JosefAlbers / Phi-3-Vision-MLX

Phi-3.5 for Mac: Locally-run Vision and Language Models for Apple Silicon
https://medium.com/@albersj66
MIT License
233 stars 16 forks source link

Running benchmark at around 50% speed + image tokenization questions #10

Closed michaellee1 closed 1 month ago

michaellee1 commented 1 month ago

Hi - thanks so much for making this repo!

I just ran the benchmark on my 32GB M1 Macbook Pro and I'm getting tps numbers roughly 60% of what was reported. Any idea on what might be going on?

Secondly, it seems like no matter the size of the image, the input tokens used for the image is the same. Is there a way to change the input token size for images?

JosefAlbers commented 1 month ago

First of all, thank you for your interest in the project!

1. Regarding the lower tps (tokens per second) numbers:

Are you seeing lower tps across all tasks (text generation, image captioning, and batched generation)? Could you run the benchmark() function and share the results? This will help us compare the performance across different model configurations.

2. Regarding input tokens for images:

You're correct that the current implementation can uses a fixed number of input tokens for images, regardless of their size. This is by design, based on the model's architecture. The Phi-3 Vision model uses a fixed patch size and a maximum number of patches, which results in a consistent number of tokens for the image input. This approach allows for efficient processing and consistent behavior across various image sizes. Modifying this aspect would require significant changes to the model architecture and would likely require retraining. If you have a specific use case that requires variable token sizes for images, please elaborate, and we can discuss potential approaches.

michaellee1 commented 1 month ago

Sure! I just read your blog series too - great writing 😄 .

Could you run the benchmark() function and share the results?

Yes. See below:

| Task                  | Vanilla Model | Quantized Model | Quantized Cache | LoRA Adapter |
|-----------------------|---------------|-----------------|-----------------|--------------|
| Text Generation       |  14.24 tps     |  37.29 tps      |  10.33 tps       |  12.78 tps    |
| Image Captioning      |  12.17 tps     |  29.22 tps      |  2.66 tps       |  12.01 tps    |
| Batched Generation    |  144.16 tps     |  108.03 tps      |  61.46 tps       |  133.16 tps    |

My system is a 2021 Macbook Pro, M1, 32GB of memory.

If you have a specific use case that requires variable token sizes for images, please elaborate, and we can discuss potential approaches.

I'm playing around with some user-interaction automation (ie handling UI elements on the screen), where some of the questions are easy. Let's say for example: "Which of these two symbol buttons should I press to achieve X?" This requires a tiny image, and is very simple to answer.

As the user will be waiting, ideally something like this would be answerable in a very short amount of time. I don't think that a smaller model is necessarily the answer as there are a very small amount of needed input and output tokens so it seems like I could use a model like Phi3.5.

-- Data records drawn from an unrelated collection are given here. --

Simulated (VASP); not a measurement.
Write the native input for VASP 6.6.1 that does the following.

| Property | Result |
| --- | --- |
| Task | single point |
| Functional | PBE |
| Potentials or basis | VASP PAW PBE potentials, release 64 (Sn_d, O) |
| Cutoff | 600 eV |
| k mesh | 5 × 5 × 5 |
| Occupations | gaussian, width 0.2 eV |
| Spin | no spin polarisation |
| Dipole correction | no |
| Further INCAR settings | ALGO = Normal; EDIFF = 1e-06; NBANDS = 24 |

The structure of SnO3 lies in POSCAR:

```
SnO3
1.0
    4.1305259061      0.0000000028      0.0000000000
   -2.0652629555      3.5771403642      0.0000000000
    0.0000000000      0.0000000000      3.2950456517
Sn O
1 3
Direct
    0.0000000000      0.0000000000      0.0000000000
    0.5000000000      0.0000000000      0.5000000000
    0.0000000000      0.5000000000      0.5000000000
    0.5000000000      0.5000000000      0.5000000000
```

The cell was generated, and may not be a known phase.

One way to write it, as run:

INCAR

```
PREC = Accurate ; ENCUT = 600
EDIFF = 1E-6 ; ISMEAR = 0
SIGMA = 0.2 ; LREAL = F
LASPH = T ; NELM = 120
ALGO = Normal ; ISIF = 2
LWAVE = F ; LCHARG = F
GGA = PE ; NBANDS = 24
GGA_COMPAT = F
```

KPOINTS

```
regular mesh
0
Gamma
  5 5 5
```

Ideally, there would be some way to use more compute for larger images that require the resolution and scope, and proportionally less (at least on input tokens) for smaller images. Do you see any way to address that? The current implementation takes around 17s to process per image, which is unfortunately too slow.

Completely understand if this is out of the scope of the project!

JosefAlbers commented 1 month ago
  1. Regarding the lower tps numbers: My benchmark was run on a 2022 Mac Studio with the M1 Max and 64GB RAM, so this could be why you're seeing lower numbers on your system.
  2. Regarding input tokens for images: Interesting idea about variable image processing. I've pondered it for the past many days, but haven't yet found a good solution given the model's architecture.

Thanks again for raising these points and for your interest in the project!